A settled side at the start of the season had the hallmarks of a team that could last the distance, but the current iteration is almost unrecognisable from the one that played in the opening months of the campaign.

A back three consisting of the mighty Leo Ostigaard, Ben Wilmot and Souttar has been broken up by loan exit and injury, while Wilmot has struggled without his brothers in arms. Talking of arms, goalkeeper Josef Bursik has been dropped in recent games in favour of the lesser-ceilinged Jack Bonham while January additions Phil Jagielka, Jaden Philogene-Bidace, Taylor Hardwood-Bellis, Josh Maja and Lewis Baker have all played big parts in the second half of the season.

But with Stoke now 10 points off former boss Jones’ Luton side in sixth place and having acquired six points from their last eight games, Stoke are almost assured of a fifth consecutive season at this level for 2022/23. You must already question the logic of continuing to play loanees such as Aston Villa forward Philogene-Bidace, Manchester City centre-back Harwood-Bellis and Bordeaux striker Maja unless there are assurances of half-season loan deals turning into permanent arrangements or at least another season on temporary terms.

Stoke manager Michael O'Neill

The biggest questions however, still hang over head coach O’Neill’s head. The former Northern Ireland manager had built up credit in the bank after saving the club from relegation to League One and starting both his first full season in charge and this one in strong form. That last season turned weak and is following suit again for some similar reasons – defensive issues and in-game management or lack thereof – means there is little trust left with O’Neill.

If Stoke are to progress forward, it is time to start planning the journey. Those preparations should start now with key players like former Chelsea midfielder Baker, talented youngsters Wilmot, Campbell and Bursik, while admitting there is again too much deadwood hanging around the club.

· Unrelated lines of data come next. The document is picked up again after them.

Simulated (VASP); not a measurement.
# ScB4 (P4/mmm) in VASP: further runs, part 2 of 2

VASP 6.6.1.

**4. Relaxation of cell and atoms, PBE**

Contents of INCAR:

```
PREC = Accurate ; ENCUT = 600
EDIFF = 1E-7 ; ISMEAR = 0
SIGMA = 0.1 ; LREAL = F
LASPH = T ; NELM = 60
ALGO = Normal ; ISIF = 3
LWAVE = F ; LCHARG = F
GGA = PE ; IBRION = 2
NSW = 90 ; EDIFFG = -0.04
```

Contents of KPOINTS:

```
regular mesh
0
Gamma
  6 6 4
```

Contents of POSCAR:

That so many of these issues can be laid at the feet of the ownership of the Coates family and former CEO Tony Scholes for their running of the club since the Premier League days has offered O’Neill some respite. He has been far from the biggest problem at the club. It is also now almost entirely apparent he is not the solution. The man who once looked like the positive antidote to poor management at Stoke is proving to be a placebo as Stoke look for a dose of cheer once again.